Wednesday, October 6, 2010

Me, Myself and I

In running, I often hear or read about people defying their limits. When I think about the concept of defying my limits, I am reminded of my philosophy back in college. Back then we discussed how a person is not just a body, but also a mind and a spirit.

But what does that have to do with running?

There are some times when I am quite conscious that my being separates into different personas within me. When I run, there is the persona of “me - the runner”, and “me - the running coach”. Sometimes, there is another “me” who is a lazy runner who tells me I can’t do it. I frequently talk to myself when I run, and when I do, it’s as if the runner and the coach (and even the lazy runner) are three different people when there is only one me.

When I am in good shape and running well, these personas seem to split up and tell me different things. Sometimes, I tell myself to keep on going, or to maintain my pace until I reach the next hump on the road. And then as if in response, I either decide to follow, to compromise or to defy what I say to myself and just stop running.

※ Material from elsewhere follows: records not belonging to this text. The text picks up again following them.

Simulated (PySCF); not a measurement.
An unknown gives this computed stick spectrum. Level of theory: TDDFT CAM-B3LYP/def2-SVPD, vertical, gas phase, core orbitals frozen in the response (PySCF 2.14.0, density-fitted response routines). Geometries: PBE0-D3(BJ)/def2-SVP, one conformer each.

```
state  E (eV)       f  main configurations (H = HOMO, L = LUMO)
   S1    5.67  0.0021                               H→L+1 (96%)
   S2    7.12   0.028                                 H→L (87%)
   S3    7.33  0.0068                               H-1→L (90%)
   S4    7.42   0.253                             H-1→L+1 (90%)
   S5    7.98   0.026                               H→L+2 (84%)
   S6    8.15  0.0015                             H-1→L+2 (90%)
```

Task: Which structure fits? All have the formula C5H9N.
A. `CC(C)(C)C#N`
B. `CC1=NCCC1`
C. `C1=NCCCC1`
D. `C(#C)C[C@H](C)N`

This happens also when I wake up early to run. It’s like the running coach and the lazy runner take turns to tell me why I should and shouldn’t get up to run. So far, the runner in me has been listening more often to the running coach. Hence, I have been fairly consistent and faithful to my thrice a week runs.

It’s mind over matter. My whole body says no and yet I can make myself move and run if I really want to. At times like these, I can say that I am more than just my physical body.

The situation is totally different when I am sick. The personas seem to disappear. All of a sudden, I am trapped in my body, which becomes my reality. When I am sick, I am limited by what I feel. I try to separate myself and say I can, but when my body says I can’t, I really can’t. There’s no way I can get around a fever, the flu, a cold or a bad cough. It’s quite similar with an injury as well. The reality of the pain of an injury pervades and tells me I cannot run.

When I am sick or injured, mind over matter doesn’t work. At these times, I am my body.